At the end of every year, millions of Americans can make strategic moves to shave a few bucks off their April tax bill. Right now, millions more should be able to get into the act, with Congressional Republicans poised to pass a 503-page law that fundamentally restructures the U.S. tax code.

If the bill passes, new tax rates and countless other provisions would go into effect on Jan. 1. Most of the old rules though would still apply in the last two weeks of 2017—and that gives individuals a shrinking window of time to employ strategies that would lower their taxes for next year’s tax season. (While the legislation would take effect in the new year, it won’t be reflected in your tax forms until the 2019 tax season).

So, here are suggestions from accountants, financial planners, and other tax experts on how to make the most of this opportunity. Keep in mind that the best advice depends specifically on how you’re going to be affected by the tax bill. While most Americans would get a tax cut in the short term, some taxpayers could see higher tax bills in 2018. “No individual is average,” Suzanne Shier, a tax strategist at Northern Trust Corp., reminds us. “An average is a composite of multiple individuals.”

If your taxes are set to spike in 2018, many of these strategies won’t work as well. But if you’re part of the majority who will see an initial tax benefit from the law, there could be big benefits for acting soon.

1. Give to Charity

A typical piece of end-of-the-year advice is to increase your potential deductions before Jan. 1. Deductions claimed for things you did this year will lower tax bills due the following April. Wait until January, and you’ll need to cool your heels for more than a year to get the benefit of deductions claimed.

This year, beefing up your charitable giving could be even more effective. If your tax rate is falling in 2018, your deductions are more valuable if claimed against this year’s income. Giving to charity, a tax deduction that’s preserved under the tax bill, is an effective way to boost your 2017 deductions on short notice.

And even if your tax rate is going up next year under the new bill, you may still want to make a bunch of charitable donations in 2017. Most deductions, including the charitable one, can only be claimed if you itemize your tax return. The bill would sharply limit the number of taxpayers who would benefit from itemizing: First it raises the standard deduction from $6,350 to $12,000 for single people, and $12,700 to $24,000 for married couples. Second, it limits other deductions—most famously for state and local taxes—so it’s harder for taxpayers to reach the threshold where itemizing makes sense.

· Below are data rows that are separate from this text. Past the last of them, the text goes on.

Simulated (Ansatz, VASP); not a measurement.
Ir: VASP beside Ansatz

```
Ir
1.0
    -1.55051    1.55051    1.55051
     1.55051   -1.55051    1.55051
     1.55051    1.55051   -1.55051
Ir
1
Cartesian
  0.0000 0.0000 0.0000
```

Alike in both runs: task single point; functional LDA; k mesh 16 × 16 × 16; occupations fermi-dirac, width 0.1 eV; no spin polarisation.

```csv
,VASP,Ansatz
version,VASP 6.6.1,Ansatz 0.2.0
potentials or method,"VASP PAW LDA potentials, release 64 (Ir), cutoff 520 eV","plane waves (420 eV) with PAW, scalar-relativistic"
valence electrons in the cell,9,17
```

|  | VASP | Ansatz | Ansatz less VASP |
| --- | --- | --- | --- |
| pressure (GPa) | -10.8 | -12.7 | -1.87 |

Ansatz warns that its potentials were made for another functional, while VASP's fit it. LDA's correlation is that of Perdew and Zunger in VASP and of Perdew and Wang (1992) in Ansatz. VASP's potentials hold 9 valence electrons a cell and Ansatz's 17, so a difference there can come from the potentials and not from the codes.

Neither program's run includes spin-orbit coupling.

So, you might want to think about making several years of charitable donations this month if you can afford it, said Philip “Rusty” Ross, a financial adviser at Exencial Wealth Advisors based in Oklahoma City. If you’re not sure where to donate, you can open a donor-advised fund and decide later where your money will go. But move fast—there are only two weeks left in December.

2. Defer Income

Another traditional recommendation for this time of year is to defer income. While salaried workers generally can’t choose when they get paid, business owners can often delay registering income until the following year, lowering their April tax bill in the process. Investors can also control their taxable income—and thus lower capital gains tax bills—by selling losing stocks or waiting to sell winning stocks until 2018. In most years, deferring income merely delays the taxes you will have to pay eventually. But, if you expect your tax rate to fall next year, deferring income into 2018 could actually save you money. (There’s also some good news for equity investors when it comes to the FIFO rule.)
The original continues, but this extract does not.